Project

General

Profile

Feature #12034

RegExp does not respect file encoding directive

Added by vo.x (Vit Ondruch) almost 4 years ago. Updated almost 4 years ago.

Status:
Open
Priority:
Normal
Assignee:
-
Target version:
-
[ruby-core:73582]

Description

$ cat regexp-encoding.rb
# -*- encoding: binary -*-
puts ''.encoding
puts //.encoding

$ ruby regexp-encoding.rb 
ASCII-8BIT
US-ASCII

The RegExp should have ASCII-8BIT encoding IMO.

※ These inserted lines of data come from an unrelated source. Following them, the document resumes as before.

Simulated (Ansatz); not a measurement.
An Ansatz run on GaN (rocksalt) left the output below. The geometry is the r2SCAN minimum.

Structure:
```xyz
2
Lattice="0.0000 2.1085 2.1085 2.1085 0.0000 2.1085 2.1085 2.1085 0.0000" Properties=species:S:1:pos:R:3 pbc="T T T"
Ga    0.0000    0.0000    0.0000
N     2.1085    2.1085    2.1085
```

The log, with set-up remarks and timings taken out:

Actually there is something different how Ruby 2.3 behaves with regards to encoding, since I cannot compile raindrops gem with Ruby 2.3 anymore due to this test error:

 1) Error:
TestLinux#test_unix_resolves_symlinks:
RegexpError: /.../n has a non escaped non ASCII character in non ASCII-8BIT script
    /builddir/build/BUILD/rubygem-raindrops-0.13.0/usr/share/gems/gems/raindrops-0.13.0/lib/raindrops/linux.rb:57:in `unix_listener_stats'
    /builddir/build/BUILD/rubygem-raindrops-0.13.0/usr/share/gems/gems/raindrops-0.13.0/test/test_linux.rb:97:in `test_unix_resolves_symlinks'

This is the line where it fails:

http://bogomips.org/raindrops.git/tree/lib/raindrops/linux.rb#n57


Files

0001-string.c-rb_external_str_with_enc-fall-back-to-ASCII.patch (1.47 KB) 0001-string.c-rb_external_str_with_enc-fall-back-to-ASCII.patch rebased nobu (Nobuyoshi Nakada), 02/09/2016 04:30 AM
0002-follow-up-for-OS-X.patch (1.52 KB) 0002-follow-up-for-OS-X.patch fix failures on OS X nobu (Nobuyoshi Nakada), 02/09/2016 04:31 AM

History

Updated by nobu (Nobuyoshi Nakada) almost 4 years ago

That encoding has never changed since 1.9.
It seems because File.readlink and File.realpath return locale strings.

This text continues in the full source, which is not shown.